KAMCO Investment Company on Saturday said that the year 2016 recorded one of the most volatile years for the oil market with crude prices reaching the lowest level in more than a decade as oil producers continued to pump oil at breakneck speed in order to retain their market share.
The obvious victims were high cost producers, especially shale producers in the US and Canada; however, the rate of fall in production due to the decline in oil prices was much slower than initially expected as shale producers pushed the life of existing oil wells and curbed new drilling activity, KAMCO added in its latest report.
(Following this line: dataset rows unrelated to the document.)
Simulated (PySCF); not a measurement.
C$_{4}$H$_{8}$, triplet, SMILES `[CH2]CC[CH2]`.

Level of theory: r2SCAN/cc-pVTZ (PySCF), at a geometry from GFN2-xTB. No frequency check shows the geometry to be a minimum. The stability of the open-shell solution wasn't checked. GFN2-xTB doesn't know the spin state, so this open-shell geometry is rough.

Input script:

The report said that OPEC crude closed the year at a price of US$ 53.3/b and Brent crude at US$55/b, the highest level in 18-months with a yearly gain of 70 percent and 50 percent, respectively.
Much of the aforementioned gains came during 2H-16 and especially during December-16 as both OPEC and non-OPEC producers committed to output cuts, a deal that was highly uncertain as per oil watchers.
More surprising was the adherence to the oil output cuts as seen from the headlines during January-17 with Saudi Arabia and Kuwait reducing their respective oil outputs by more than the committed quantities. Saudi Arabia's oil output fell to a 22-month low level of below 10 mb/d in January-17, while Kuwait's oil output fell to 2.707 mb/d as oil well maintenance coincided with output cut agreements.
The Kingdom also said that they would consider extending the production agreement beyond the six months as the pace of market rebalancing is expected to accelerate due to the agreement coupled with robust demand in the market. Meanwhile, the KAMCO report went on, the International Energy Agency (IEA) recently gave a contrarian view on the short term oil market in 2017. It said that oil prices are expected to fall later this year despite the OPEC agreement as US shale producers would pump more as a response to rising oil prices. According to the report, the average monthly OPEC crude price during December-16 increased by a strong 20 percent to US$ 51.67/b, the highest monthly average since July-15. The rise in Kuwait average crude price was even stronger at 21.5 percent and stood at US$ 51.13/b while Brent crude increased by 19.1 percent to reach an average price of USD 53.29/b during December-16.
In terms of oil production, 2016 witnessed an increase of 576 tb/d or 2.0 percent in its output from the current OPEC members (that excludes Indonesia but includes Gabon) to reach 33.1 mb/d in December-16. Indonesia was suspended from the group less than a year after the country joined OPEC as it did not agree to cut its production by 5 percent as required by the OPEC agreement. The increase for 2016 was primarily on the back of more than 1 mb/d increase in oil production from Iran followed by 260 tb/d increase in Libya and 230 tb/d increase in production by Saudi Arabia as compared to 2015. Iraq and UAE also added a combined 300 tb/d during 2016 as compared to 2015, KASMCO said.
On the other hand, the biggest decline was reported by Nigeria with its production down by 440 tb/d followed closely by 396 tb/d decline in Venezuela and 189 tb/d decline in Angola.